Definitely look for modern time-saving and effort-saving design features. Your future self will thank you.
Pellet Hopper Capacity
Generally speaking, a good pellet grill will run at between 1/2 and 1 lb of pellets per hour of smoking.
A large full packer brisket can take up to 18 hours of low and slow coking.
Therefore, if you want to load your pellet smoker once during a long cook, make sure it has an 18 lb pellet hopper capacity or higher, so you can go through an entire cook on one fill.
Pellet Consumption and Running Costs
Higher quality pellet grills made from thicker materials are more insulated, better sealed, and retain heat better than cheaper models made from thinner materials. This affects your ongoing running costs and often means spending more on a better grill in the first place, saves a lot of money over years of life.
So do take pellet consumption into account. Spending more on a grill that consumes fewer pellets can save a small fortune over time when it comes to pellet grilling.

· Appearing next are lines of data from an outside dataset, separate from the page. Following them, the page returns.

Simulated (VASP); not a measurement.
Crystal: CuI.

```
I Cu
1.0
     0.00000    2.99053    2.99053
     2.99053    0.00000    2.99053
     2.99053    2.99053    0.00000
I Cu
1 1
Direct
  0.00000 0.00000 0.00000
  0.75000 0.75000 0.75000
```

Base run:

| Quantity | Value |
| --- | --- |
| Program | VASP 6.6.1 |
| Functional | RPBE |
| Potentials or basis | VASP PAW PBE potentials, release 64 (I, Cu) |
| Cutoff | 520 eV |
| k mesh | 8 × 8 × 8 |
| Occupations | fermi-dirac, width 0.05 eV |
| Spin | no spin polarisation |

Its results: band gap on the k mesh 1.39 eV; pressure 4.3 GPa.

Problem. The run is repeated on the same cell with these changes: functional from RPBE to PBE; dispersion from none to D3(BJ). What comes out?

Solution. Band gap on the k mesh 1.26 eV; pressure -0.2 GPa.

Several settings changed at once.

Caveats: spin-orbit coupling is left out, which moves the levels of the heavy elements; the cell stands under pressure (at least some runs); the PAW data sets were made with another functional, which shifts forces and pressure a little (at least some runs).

You will find warranty periods from one to ten years from different manufacturers. Although the warranty isn’t a deal-breaker, it can give you an idea of what the manufacturer thinks about their product and whether they’re happy to stand by their products.
We feel a robust warranty is a must with a pellet smoker because they have many mechanical and electronic parts compared to other straightforward types of smokers, there’s just more that can go wrong.
You will see the guarantee in each one of our reviews.
Power — Think about how far your smoker will be from the nearest outlet because all pellet grills require 110v/120v AC power. Unless you plan on a permanent installation by an electrician, you want to buy a heavy-duty outdoor extension cord with at least 12-gauge wire.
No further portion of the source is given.